According to traffic volume counts collected by the state, traffic has increased on the winding stretch of the 15 that runs past Rainbow and Fallbrook by almost 6 percent since 2013 alone.
That translates to thousands of additional cars on that stretch and 20,000 plus south of the Highway 78 merge in Escondido.
The annual average daily traffic volume between Temecula and Escondido along Interstate-15 increased between 2011 and 2015:
2011: South — 192,000; North –127,000
2015: South — 238,000; North — 135,000
Deer Springs Road
2011: South — 117,000; North — 117,000
2015: South — 125,000; North — 127,000
Rainbow Valley Boulevard
2011: South — 134,000; North — 134,000
2015: South — 142,000; North — 142,000
Rancho California Road
2011: South –152,000; North — 163,000
2015: South — 159,000; North — 169,000
Some mornings, southbound traffic along the 15 freeway begins backing up before the 15-215 merge in Murrieta and continues off through San Diego County. In the evenings, the impact is felt on the northbound side, with traffic through Temecula at rush hour best described as crawling.
The increase has been attributed to the improving economy and a Southern California housing market that allows families to buy a large house in Menifee, Murrieta or Temecula for the same price as an older, smaller home in San Diego County.
Donnie Carpio, manager of user experience and design for San Diego-based American Specialty Health, Inc., was recently transferred to the company’s Temecula office, which has shaved his sometimes two-hour commute into a bite-sized 15 minutes.
In the last few years largely avoided the worst of the commute to San Diego because his employer allowed for flexible schedules, which put him in the office around 10:30 a.m. But even then he was still on the road for around 75 minutes and sometimes had to drive into the teeth of it if he had an early meeting.
And to get back, he sometimes was held up on northbound 15 at the U.S. Border Patrol checkpoint by Rainbow, which could tack on precious minutes.

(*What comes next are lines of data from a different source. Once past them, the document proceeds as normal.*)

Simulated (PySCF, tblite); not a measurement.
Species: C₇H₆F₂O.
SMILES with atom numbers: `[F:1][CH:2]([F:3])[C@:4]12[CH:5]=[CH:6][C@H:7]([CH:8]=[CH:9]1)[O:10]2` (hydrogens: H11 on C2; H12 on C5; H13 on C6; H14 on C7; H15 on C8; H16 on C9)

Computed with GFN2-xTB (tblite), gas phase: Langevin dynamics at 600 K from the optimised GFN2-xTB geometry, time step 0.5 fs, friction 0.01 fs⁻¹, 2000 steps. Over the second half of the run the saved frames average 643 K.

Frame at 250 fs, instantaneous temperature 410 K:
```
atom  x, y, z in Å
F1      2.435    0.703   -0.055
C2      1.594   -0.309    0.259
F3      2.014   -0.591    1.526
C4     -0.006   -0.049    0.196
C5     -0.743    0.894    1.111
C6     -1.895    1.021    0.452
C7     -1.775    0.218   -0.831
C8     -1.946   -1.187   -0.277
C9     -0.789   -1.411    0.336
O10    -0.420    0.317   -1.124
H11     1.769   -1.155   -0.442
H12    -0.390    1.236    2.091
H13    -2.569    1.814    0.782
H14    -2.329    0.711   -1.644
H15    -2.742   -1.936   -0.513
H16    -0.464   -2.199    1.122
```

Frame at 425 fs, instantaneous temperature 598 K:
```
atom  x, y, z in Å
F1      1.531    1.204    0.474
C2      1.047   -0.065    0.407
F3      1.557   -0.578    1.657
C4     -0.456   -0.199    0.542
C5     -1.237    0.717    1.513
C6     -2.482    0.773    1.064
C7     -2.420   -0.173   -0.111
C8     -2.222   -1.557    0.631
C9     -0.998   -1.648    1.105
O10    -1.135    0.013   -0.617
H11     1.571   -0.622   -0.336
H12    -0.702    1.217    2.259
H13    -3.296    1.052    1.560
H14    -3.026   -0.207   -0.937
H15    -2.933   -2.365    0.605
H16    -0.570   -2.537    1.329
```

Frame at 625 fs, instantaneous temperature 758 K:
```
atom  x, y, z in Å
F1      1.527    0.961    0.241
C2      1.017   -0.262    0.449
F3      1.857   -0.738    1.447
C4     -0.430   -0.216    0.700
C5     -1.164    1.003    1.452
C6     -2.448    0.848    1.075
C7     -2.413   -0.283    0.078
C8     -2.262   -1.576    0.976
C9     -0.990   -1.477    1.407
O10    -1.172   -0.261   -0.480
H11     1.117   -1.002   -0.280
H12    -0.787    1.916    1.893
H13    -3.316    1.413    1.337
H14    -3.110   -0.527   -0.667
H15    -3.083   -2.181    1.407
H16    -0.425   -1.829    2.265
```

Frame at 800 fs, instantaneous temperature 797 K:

“I feel like it’s gotten a little worse,” he said.
The San Diego Association of Governments, which manages transportation planning for San Diego County, has attempted to improve the flow south of Escondido by boosting use of the “zipper,” the hulking contraption that moves the adjustable median on the freeway’s express lanes.
The new schedule, which was rolled out a few months ago, provides three lanes of southbound traffic in the mornings from Monday through Thursday. The zipper moves the median back to the center for the evening commute, restoring a northbound lane.
“We’re using tech to maximize traffic efficiency,” said Helen Gao, a SANDAG spokeswoman.
The decision to move forward with this plan, which could provide a ripple-effect benefit for motorists on stretches of the 15 north of Escondido, was made following more than a year of analysis by the I-15 Corridor Management Team, a partnership between Caltrans, San Diego Association of Governments and the Metropolitan Transit System.
North of the county line, the city of Temecula is building a new park-and-ride lot on Temecula Parkway that could help people who organize van and car pools headed south.
The lot — which has seen construction halted due to a dispute with the former contractor — will replace the unofficial dirt lot west of the interchange, which will be eliminated when the city builds a new interchange there.
Temecula Mayor Maryann Edwards used a portion of her state of the city address on Thursday, May 11, to provide an update on that interchange project, which will start construction following a ceremonial groundbreaking in early June.
On Facebook, Temecula residents who make the trek south let off steam when they get back home by posting memes, rants and videos, including animated tutorials on why slow-moving motorists should stay out of the fast lane — in some places, they’re known as “road boulders” — and a Break.com video that showed caterpillars falling into a single-file formation.
“How it is these caterpillars can merge better than the traffic getting onto the 15 from Rancho Cal in the morning?” joked a commuter on a popular community page.
Others skip the humor and break out the exclamation points, calling on area leaders to cancel unbuilt housing projects until traffic is remedied.
Temecula Mayor Pro Tem Matt Rahn, a former commuter himself who used to drive to San Diego State five times a week, said the city recognizes that traffic is an issue but it can’t block development for people who have the right to build new housing.
“You have to balance, these are constitutionally protected rights,” he said.
With a new administration in Washington, D.C., there has been talk of a huge infusion of funding for infrastructure projects, which could shake loose dollars to finish the French Valley Parkway project or extend the express lanes of San Diego Country north and, eventually, connect that system with the HOV lanes in Corona.
Rahn said that connecting the two systems is the long term plan for the corridor but the Temecula section of the freeway is the last section that would be considered for the upgrade.
“The biggest challenge is federal and state funding,” he said, adding that he’s been lobbying federal representatives, including Rep. Ken Calvert, R-Corona, to make sure this area is considered if and when a new infrastructure bill is put together.
“We’ve been making our voice heard, reminding folks that’s in the top 10 or 25 busiest sections (of freeway) in the U.S.,” he said.